The theory of multiple intelligences has always fascinated me. Someone could be an Einstein in conceptual thinking, but unable to figure out how to tie their shoes. Someone could be a top-level academic but not be able to figure out where a leak in their foundation is coming from, despite a trail of water leading to the culprit. How this is so, when the process of deduction and methodology is essentially the same, has puzzled me.
The particular intelligence that thrives in academia, media, politics, and law, is the intelligence of rhetoric. These people can write eloquent essays and they tend to be better with hermeneutics. They can make persuasive arguments. Not necessarily logical arguments, but very persuasive arguments.
Barack Obama will speak to this form of intellect.
He will give rousing speeches on ornate podiums in front of large crowds, shouting that we should help the poor, and follow it up with poetic repetition: “Yes We Can!” I would argue that charity and helping the poor is one of the first principles of ethics that we all share, which amounts to his speech not actually saying anything. It’s akin to shouting that “2 + 2 = 4, Yes It Does!” His execution and his follow-up revealed this. He didn’t actually do anything to assist the poor during his presidency.

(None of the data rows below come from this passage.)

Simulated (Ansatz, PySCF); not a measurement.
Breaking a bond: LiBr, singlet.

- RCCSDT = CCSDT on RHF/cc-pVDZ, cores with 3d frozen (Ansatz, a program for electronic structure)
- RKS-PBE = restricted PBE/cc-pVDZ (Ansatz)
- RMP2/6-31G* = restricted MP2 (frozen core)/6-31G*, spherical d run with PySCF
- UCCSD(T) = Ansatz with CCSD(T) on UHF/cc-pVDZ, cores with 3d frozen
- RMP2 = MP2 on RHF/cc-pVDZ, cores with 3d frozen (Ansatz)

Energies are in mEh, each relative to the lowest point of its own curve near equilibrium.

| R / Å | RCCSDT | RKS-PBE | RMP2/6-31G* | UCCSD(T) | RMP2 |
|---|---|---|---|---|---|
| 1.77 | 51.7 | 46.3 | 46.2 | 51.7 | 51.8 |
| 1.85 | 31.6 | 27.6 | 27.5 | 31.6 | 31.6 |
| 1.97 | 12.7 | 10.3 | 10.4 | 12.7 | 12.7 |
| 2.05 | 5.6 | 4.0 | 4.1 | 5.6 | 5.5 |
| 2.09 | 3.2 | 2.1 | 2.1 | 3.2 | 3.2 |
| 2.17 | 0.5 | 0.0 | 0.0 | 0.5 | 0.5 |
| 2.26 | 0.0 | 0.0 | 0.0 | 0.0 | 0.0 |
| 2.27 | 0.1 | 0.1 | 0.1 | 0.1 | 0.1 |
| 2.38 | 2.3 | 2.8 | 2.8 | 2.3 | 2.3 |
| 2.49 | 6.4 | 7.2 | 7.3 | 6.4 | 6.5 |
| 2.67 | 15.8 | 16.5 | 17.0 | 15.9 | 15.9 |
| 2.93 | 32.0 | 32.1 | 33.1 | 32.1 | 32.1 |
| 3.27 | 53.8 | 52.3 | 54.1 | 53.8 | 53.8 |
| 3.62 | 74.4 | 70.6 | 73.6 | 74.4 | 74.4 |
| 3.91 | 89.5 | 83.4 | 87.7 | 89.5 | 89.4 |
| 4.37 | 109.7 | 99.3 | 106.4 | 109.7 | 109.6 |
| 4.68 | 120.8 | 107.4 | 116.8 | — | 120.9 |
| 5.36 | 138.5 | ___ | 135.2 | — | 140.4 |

Contrast this with Ron Paul, our patron saint.
His speeches are not rousing. He doesn’t speak eloquently. He usually ineloquently and unpoetically discusses how unsound money is hurting the poor. However, he’s actually saying something. He’s communicating economic principles that are seldom discussed and absolutely not stage one, first principles, of thinking or ethics.
Ron Paul has connected with a different type of intellect. He’s connected with the type that has executional capacity – the intelligence that gets things done. People that build things, business people, entrepreneurs, engineers, tradespeople, tend to view concepts like Marxism with extreme suspicion, while the essay writers are more fond of it.
It becomes extremely problematic when the essay writers come into office. Not only do they fail to understand sound economics, they don’t even know who to consult on economic issues. The economists they select are the essay-writing economists, who’ve published the most essays for the most prestigious journals. They aren’t the economists that have accomplished anything, such as accurately predicting the 2008 collapse.
They will eloquently discuss new investments in healthcare without actually having improved healthcare, or health, for that matter. A practice that would be completely unacceptable to the builders, the people that must accomplish something, can be politically popular. The builders will insist on measurables, they will insist on whether or not the healthcare investment reached its expected outcomes, while the essay writers will be swept up in the rhetoric, the optics, the smoke and mirrors, the visible, the appearance of action, the motivation, the benign intent without consideration of malign impact.
Consider Marxism. The clearest example of the absolutely worst measurables in terms of an economic proposal, and yet the essay writers are infatuated with it. Their claim, which is itself false, is that true Marxism has never been tried. But this is the point that the builders know – the implementation of Marxism, the expected outcomes, the execution of its vision, was a failure. It was a failure for precisely the reasons the libertarians suggested it would be: the despotic seizure of wealth, combined with the same form of reasoning as racism and sexism – class analysis – will attract sociopaths to the project.
This is a generalization, not a ruling. There are high-performance individuals that are left-leaning, Warren Buffet is of note; and to be immodest, I can craft a potent essay and am a libertarian. The generalization leaves us with this conclusion: There is a massive intellectual deficit on the left. Not a deficit of intellectuals, but certainly an intellectual deficit.